I joined a couple years ago when I was thinking about building a timber pergola.  Although that project never happened(went with a shad sail instead), I have ordered timbers to build an 18'x25' pavilion.  This was ordered through a log home building in Missouri.  8x8 posts, 6x12 header beams across posts, 8x12 collar ties between header beams, 4x10 ridgebeam, and 4x7-1/2 rafters.

The posts are white oak but everything else is red oak.  I had asked about wood preservation when I spoke with the company and he said they used oak to build ships.  I didn't really give it another thought.  Now it's my understanding that red oak has very little decay resistance.

Being as the red oak will mostly be protected from rain except maybe the gable ends and rafter tails, do you think this will be ok?  Obviously with the money I'm spending, I want this thing to last a very long time.  I have put a deposit down on my timbers and now I'm just a bit nervous.

The instructions from the log home company are not comprehensive at all.  Basically placing beams with timberloks.  I will need to figure out how I want to put it all together.

I have attached any approximation of what I'm trying to accomplish.

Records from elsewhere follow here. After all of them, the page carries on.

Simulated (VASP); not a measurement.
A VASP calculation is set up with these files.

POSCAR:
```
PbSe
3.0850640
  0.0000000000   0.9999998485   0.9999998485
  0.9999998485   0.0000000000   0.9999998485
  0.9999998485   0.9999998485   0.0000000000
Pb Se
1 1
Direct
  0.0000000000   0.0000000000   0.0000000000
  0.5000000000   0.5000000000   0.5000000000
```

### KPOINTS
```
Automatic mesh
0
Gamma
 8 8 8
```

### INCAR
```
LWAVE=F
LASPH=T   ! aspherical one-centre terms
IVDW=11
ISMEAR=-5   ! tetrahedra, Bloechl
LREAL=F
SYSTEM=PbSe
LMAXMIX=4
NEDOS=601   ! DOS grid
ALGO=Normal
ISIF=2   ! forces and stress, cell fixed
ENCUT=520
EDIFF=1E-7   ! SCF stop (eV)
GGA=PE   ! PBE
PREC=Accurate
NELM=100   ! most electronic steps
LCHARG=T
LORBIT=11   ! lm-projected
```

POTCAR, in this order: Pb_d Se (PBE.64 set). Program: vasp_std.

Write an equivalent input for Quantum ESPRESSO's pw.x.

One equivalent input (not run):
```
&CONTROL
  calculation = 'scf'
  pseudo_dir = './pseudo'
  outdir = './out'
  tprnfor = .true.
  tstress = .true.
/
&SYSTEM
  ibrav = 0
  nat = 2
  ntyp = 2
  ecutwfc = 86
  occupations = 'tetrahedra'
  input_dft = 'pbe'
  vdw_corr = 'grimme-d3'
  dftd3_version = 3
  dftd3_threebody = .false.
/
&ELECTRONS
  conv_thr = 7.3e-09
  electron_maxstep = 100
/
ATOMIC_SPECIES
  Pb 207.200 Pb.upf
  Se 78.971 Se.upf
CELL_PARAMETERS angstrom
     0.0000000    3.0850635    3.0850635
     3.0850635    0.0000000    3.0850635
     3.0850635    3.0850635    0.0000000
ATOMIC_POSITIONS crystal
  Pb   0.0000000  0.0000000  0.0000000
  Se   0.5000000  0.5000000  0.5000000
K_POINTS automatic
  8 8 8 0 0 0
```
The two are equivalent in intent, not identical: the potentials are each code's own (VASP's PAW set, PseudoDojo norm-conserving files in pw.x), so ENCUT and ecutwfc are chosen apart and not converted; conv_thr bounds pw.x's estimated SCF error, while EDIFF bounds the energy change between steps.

(Image hidden from quote, click to view.)

You have one of the premier water based latex stain companies located near Knoxville.  Perm-A-Chink.  Borate products for pre treatment to post treatment and as I said, water based latex stains to apply once the moisture content drops down below 12% or so.  And as others have said, keep moisture aware, off the ground, seal end grains, barrier between concrete and wood.